Dowdell died Tuesday of natural causes in Coldwater, Michigan, family spokeswoman Diane Kachmar told The Hollywood Reporter.
On 109 episodes of Voyage to the Bottom of the Sea from 1964-68, Dowdell portrayed Chip Morton, the lieutenant commander on the submarine Seaview under the command of Adm. Harriman Nelson (Richard Basehart). The series was created by Irwin Allen, based on his 1961 movie of the same name.
The filmmaker later would cast Dowdell in another underwater adventure — City Beneath the Sea (1971) — and on the TV series Land of the Giants and in the 1986 CBS telefilm Outrage.

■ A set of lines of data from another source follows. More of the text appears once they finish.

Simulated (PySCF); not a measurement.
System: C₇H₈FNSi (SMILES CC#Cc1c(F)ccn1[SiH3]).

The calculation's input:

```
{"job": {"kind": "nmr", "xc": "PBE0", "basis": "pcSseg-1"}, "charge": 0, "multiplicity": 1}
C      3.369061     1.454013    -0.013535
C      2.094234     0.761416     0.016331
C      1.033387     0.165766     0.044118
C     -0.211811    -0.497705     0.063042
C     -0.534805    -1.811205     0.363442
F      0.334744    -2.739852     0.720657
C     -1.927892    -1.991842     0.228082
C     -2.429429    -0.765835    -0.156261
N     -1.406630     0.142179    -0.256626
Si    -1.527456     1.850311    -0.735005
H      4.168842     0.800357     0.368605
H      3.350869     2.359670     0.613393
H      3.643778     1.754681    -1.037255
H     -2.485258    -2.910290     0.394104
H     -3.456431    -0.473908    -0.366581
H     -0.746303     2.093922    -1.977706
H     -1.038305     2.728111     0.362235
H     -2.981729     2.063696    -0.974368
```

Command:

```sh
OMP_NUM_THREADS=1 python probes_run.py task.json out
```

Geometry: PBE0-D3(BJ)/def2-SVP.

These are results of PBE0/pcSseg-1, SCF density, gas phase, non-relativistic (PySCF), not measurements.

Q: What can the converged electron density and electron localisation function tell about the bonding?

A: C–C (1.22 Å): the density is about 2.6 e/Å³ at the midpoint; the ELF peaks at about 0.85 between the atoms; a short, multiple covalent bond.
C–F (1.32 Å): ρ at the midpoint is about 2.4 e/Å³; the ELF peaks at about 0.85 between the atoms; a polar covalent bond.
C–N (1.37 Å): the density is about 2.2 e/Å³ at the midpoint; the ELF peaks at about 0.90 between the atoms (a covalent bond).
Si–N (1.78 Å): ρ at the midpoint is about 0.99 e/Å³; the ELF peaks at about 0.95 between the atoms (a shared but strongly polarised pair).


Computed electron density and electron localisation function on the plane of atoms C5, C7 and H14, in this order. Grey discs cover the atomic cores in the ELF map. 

Stoney Burke ran for 32 episodes in the 1962-63 season. It featured future Hawaii Five-O star Jack Lord in the title role as a rodeo rider, with Dowdell as his sidekick, Cody Bristol, who follows him around the rodeo circuit. (Bruce Dern and Warren Oates also were regulars on the show.) Dowdell received $750 a week for his role.
Dowdell was born on March 10, 1932, in Park Ridge, Illinois. His early jobs were as a pinsetter at a Chicago bowling alley, a mail carrier for the ABC network, a hunting guide in Mexico and a railroad brakeman.
He enlisted with the Army Corps of Engineers, and it was then that he discovered his passion for acting. Dowdell appeared on Broadway opposite Joanne Woodward and Hurd Hatfield in The Lovers, a 1956 play that was written by Leslie Stevens; he later would produce and direct for Stoney Burke, and he encouraged Dowdell to audition for the TV show.
Dowdell polished his skills under noted acting coach Wynn Handman. His subsequent theater appearances included Love Me Little opposite Susan Kohner; Viva Madison Avenue! with Buddy Hackett; Five Finger Exercise opposite Jessica Tandy (with direction by John Gielgud); and The Midnight Sun, helmed by John Frankenheimer, who later cast Dowdell in the 1960 telefilm Fifth Column opposite Richard Burton and Maximilian Schell.
The actor also popped up on the 1950s anthology series Studio One in Hollywood and Buick-Electra Playhouse and on shows including Moment of Fear, Adam-12, Buck Rogers in the 25th Century and CHiPs.
Dowdell was married to actress Sheila Connolly for 14 years until their 1979 divorce.
Survivors include his cousins Harry, Linda and Ted, who noted that Dowdell was “truly amazed so many of you were his fans and told him so, with posts, signed picture requests and cards.”